Early investors in free ‘Net access to schools provider ZapME! (IZAP)
may be rueing the day they missed this important lesson: Companies with
no revenues and unproven business models targeting markets subject to
the crosswinds of political activism are risky bets.
There were trouble signs right away. The company flunked its IPO test
last Oct. 20 – shares were offered at $11, opened at 10 = and closed at
9 =. Only five other Internet stocks had worse debuts in 1999.
Since then IZAP has been a non-starter, its high point – and I hesitate
to call it that – coming on Nov. 16, when shares hit 13 >, an anemic 25%
above the offer price. The stock has spent most of the past month
trading below $10 per share.
Don’t expect things to get better any time soon. A lobbying effort by a
coalition of educators, authors and interest groups has begun to drive
ZapME! and its Trojan horse of free Internet access out of the schools
and to force corporate sponsors to sever their partnerships with the
company.
News of the lobbying bid, announced yesterday, sent IZAP’s price down to
8 9/16 Thursday afternoon, a drop of 11% from Tuesday’s close of 9 5/8.

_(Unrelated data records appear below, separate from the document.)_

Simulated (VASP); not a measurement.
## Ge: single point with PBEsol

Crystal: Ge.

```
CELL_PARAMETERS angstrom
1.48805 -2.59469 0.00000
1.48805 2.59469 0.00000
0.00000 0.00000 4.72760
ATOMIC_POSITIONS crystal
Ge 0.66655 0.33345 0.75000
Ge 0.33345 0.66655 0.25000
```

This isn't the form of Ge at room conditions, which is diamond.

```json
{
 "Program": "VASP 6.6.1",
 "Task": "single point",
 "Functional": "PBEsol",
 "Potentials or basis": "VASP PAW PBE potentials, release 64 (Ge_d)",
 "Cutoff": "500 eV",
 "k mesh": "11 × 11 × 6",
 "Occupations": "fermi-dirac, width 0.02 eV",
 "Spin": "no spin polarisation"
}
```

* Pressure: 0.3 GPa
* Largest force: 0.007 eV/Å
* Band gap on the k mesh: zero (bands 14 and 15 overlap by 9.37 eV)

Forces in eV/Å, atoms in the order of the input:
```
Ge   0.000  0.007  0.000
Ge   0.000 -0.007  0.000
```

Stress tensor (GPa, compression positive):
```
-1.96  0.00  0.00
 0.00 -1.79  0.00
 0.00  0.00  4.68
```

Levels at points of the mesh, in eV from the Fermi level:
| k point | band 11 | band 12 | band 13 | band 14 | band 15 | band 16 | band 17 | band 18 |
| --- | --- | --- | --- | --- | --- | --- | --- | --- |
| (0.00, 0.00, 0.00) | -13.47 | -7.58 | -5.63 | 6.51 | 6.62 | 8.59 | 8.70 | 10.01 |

The coalition is urging all 50 U.S. governors and state educational
leaders to “protect children from ZapME!” The group also is asking
corporate partners such as Dell Computer to end their affiliation with
ZapME!
What alarms the coalition is that ZapME! is using its offer of free
computers and Internet access for schools to bombard students with
advertising and compile personal information about students for
advertisers and sponsors.
“ZapME!’s business model is beyond redemption,” the coalition wrote in a
press release. “In essence, it plants computers in the schools as
advertising delivery, market research and surveillance machines.”
This perfectly describes ZapME!’s business model. It’s the same strategy
employed by Christopher Whittle more than a decade ago when his Channel
One offered to install free televisions in classrooms in exchange for
the right to broadcast ads into the schools. The firestorm of protest
sank Whittle’s dream, and sold Channel One in the mid-’90s for a big
loss.
Many of the same people who objected to Whittle’s TV scheme are now
lining up to battle ZapME! And just as before, this is not a storm that
will blow over soon. ZapME! will be sucked into a non-stop round of
skirmishes on the local school level as parents and educators protest
the company’s plans.
With only scant revenues to date — $444,000 through the first nine
months of last year – and protracted trench warfare looming, ZapME!’s
prospects for eventually gaining a passing grade from the market are
remote.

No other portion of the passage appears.